Monday, September 25, 2017

The Supercat Ultralight stove and Firebucket windscreen

Thanks to Jim Woods (  I had a great ultralight alcohol stove to use for my hike when I decided to start hiking with a stove to heat my food.  The stove, windscreen and fuel bottle together weigh less than 25 gm.  (an ounce is 28.35 gm)

Here they are on a scale:
The stove, 6.37 gm.

Fuel bottle and foil windscreen.  17.44 gm.  

Jim Woods' Firebucket
Jim also has another innovation I made but didn't take.  He conceived his Firebucket as a better windscreen for reasons enumerated on this page.

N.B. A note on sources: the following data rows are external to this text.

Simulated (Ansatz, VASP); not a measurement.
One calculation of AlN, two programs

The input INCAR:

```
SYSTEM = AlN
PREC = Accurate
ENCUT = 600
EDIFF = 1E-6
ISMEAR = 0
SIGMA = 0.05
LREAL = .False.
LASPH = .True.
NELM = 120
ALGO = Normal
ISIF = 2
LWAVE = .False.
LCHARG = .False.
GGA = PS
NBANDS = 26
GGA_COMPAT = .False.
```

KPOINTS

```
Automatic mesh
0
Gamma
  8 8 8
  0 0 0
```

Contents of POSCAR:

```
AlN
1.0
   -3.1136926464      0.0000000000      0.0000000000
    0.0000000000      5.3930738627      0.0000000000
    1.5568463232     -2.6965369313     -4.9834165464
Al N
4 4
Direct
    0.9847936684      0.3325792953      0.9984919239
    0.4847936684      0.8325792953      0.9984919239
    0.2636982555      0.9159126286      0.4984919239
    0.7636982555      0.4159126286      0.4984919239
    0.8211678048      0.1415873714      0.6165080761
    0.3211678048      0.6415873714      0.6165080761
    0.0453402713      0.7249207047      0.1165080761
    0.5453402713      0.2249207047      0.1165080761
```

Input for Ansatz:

Jim Woods' Firebucket windscreen/pot stand
I made a Firebucket.  I haven't used it in the field because my triple fold foil windscreen did the trick on a stormy night under my tarp. 
For my bucket,
1.  I left out the bolts and wingnuts (which I'd surely lose) in favor of a fold on each edge of the joint, that work like the caldera cone's joint.
2.  I used an inverted empty 5.5 oz aluminum cat food can as the platform for my super cat stove. I can easily light my Supercat without the Firebucket getting in the way. I use another 5.5 oz can as a snuffer.
3.  I cut the flashing so my saucepan would sit on the supercat on a 5.5 oz can.  The Firebucket's diameter was just small enough to support the saucepan (with 3 cups of water) without the supercat underneath  I could use a penny stove on the ground below the stove.  I can put out the flame on either stove by dropping an inverted spare 5.5 oz can over its top.
4.  The Firebucket weight:  51 grams = 1 3/4 oz

My Firebucket's joint.

The inverted 5.5 oz cat food can serves as a stable base for the stove.

The stove on the base.

My Evernew saucepan on the stove.

The saucepan with nothing underneath, the top of the Firebucket holds the rim of the saucepan on the right.  I wanted it to fit a little tighter than it does for just a smidgen more confidence that the lip on the right won't slip.